01/29/2009 12:00AM

Magna 5 offers challenge, handsome reward

Email

OZONE PARK, N.Y. - I never paid much attention to the Magna 5 in past years due to the exorbitant cost, but now that they've dropped it to $1 and thus made it 50 percent cheaper to play, it's worth a look on the off chance of having an occasional good idea to construct a play around.

The first Magna 5 of the season came back $52,709 (for $2) last weekend, roughly five times the parlay - and that was with a universal single at $2.80 and another easy-to-have favorite at $4.80. Of course, you did have to come up with All Smiles, the $41.20 upset winner in the Nellie Morse at Laurel Park, and It's a Bird ($24) in the Sunshine Millions Classic.

They didn't make it easy this week: The sequence encompasses a small stakes going six furlongs on dirt at Laurel, a mile turf race for maidens at Santa Anita, the Donn Handicap once around the oval at Gulfstream Park, a tap-tap-tap across the Tapeta surface at Golden Gate Fields, and the whole shebang winds up with a dozen maidens going 6 1/2 furlongs on the Pro-Ride back at Santa Anita.

Initial thoughts:

Leg A: Seven 3-year-olds entered the Dancing Count at Laurel, the key point of discussion being Mr. Fantasy, a New York-bred colt who whistled under confident handling in his debut at Aqueduct about five weeks ago. A half-brother to Tin Cup Chalice (whose 8 wins from 10 starts included the Albany and the Indiana Derby around two turns last year), Mr. Fantasy had a scheduled sprint start at the BigoA snowed out Wednesday and was entered back at 1 1/16 miles at that track Sunday. As fate would have it, though, he drew the far outside post in a field of 10, so it stands to reason that Kiaran McLaughlin, in looking for the best way to get this colt to the Grade 3 Gotham on March 7, may opt for this spot.

Among his five rivals, the chief opposition is Russell Road, who dominated the juvenile scene at Charles Town last fall, winning five straight races by more than 40 lengths.

Leg B: I'd be lying to say anything definitive about this group of maiden fillies, other than it looks like a good "spread" situation.

The Legal Blonde and Dailies were separated by less than two lengths under similar circumstances Jan. 8, and they have the benefit of a race over the course. But among those two, I'd be inclined to take Dailies (on the rail) and forsake The Legal Blonde from the far outside.

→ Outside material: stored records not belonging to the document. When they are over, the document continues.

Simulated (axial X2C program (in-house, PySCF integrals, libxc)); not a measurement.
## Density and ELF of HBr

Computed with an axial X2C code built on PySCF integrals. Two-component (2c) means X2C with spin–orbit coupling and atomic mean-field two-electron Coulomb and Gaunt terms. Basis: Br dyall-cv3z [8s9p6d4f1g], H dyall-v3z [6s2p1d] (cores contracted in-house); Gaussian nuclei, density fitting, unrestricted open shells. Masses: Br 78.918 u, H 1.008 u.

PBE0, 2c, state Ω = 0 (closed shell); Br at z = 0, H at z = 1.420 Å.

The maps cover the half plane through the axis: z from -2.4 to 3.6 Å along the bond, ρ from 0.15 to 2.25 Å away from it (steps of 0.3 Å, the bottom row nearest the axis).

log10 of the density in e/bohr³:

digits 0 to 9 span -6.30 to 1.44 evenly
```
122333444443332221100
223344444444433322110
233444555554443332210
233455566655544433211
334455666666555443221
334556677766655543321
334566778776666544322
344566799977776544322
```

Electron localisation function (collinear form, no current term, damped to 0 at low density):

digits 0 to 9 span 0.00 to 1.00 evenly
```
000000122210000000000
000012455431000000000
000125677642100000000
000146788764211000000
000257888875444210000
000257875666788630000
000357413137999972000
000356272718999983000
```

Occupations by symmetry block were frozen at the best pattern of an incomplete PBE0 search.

The first-time starters to use are Stormy Slew, a half-sister to stakes-winning stablemates Slew's Tiznow and Slew's Tizzy; and Sweet Thoughts, the first runner out of the champion juvenile filly Sweet Catomine.

Leg C: I'm trying to side-step Albertus Maximus in his first start off a win in the Breeders' Cup Dirt Mile, over a Pro-Ride surface that played kindly to closers; he is lengths better on synthetic than on conventional dirt, and the Donn's distance is beyond his best.

The Donn contains three horses with good past history over the track: A. P. Arrow was third to Invasor in the '06 Donn and a close second last year; Sir Whimsey won the Gulfstream Park Handicap last year with a career-best Beyer Speed Figure; and Einstein's two career wins on wet tracks include a seven-length triumph in a sloppy off-the-turf allowance in '06.

But narrowed-down tickets should probably take a stand with Arson Squad, the '06 Swaps winner, who couldn't get out of his own way in seven starts on synthetic tracks that spanned over a year. He immediately recaptured his form in two starts back on dirt last fall, however, and might have won the Cigar Mile with a better trip.

Leg D: Honestly, I couldn't tell you the last time I watched a race from Golden Gate with any idea what was going on.

The trio coming off the best last-out Beyer (all 85s) are tough to gauge: Warren's Pepe had an easy lead wiring an easier group from the rail (on the rail again); Old Ed beat an even softer bunch and looks like a bounce prospect; and Trick of the North is dropping to a new low in his first start since last June.

Anyone with a clue is invited to sound like a genius: dlitfin@aol.com.

Leg E: Assuming someone has successfully navigated me through Golden Gate, all that remains is to find the winner of the anchor leg, a maiden special for 3-year-olds over the Pro-Ride.

The obvious inclusions among the experienced runners are Keep Thinking (fourth behind a trio of next-out winners, notably San Rafael winner The Pamplemousse), Pauper's Prize, and Valkyrie Missile.

A best-case scenario also would find me alive to new shooters Right One, a full brother to Pretty Carina, a two-time sprint winner in New York for the same connections last summer; and Gold Schleiger, a fast-working half to the $200,000 earner Pro Pink.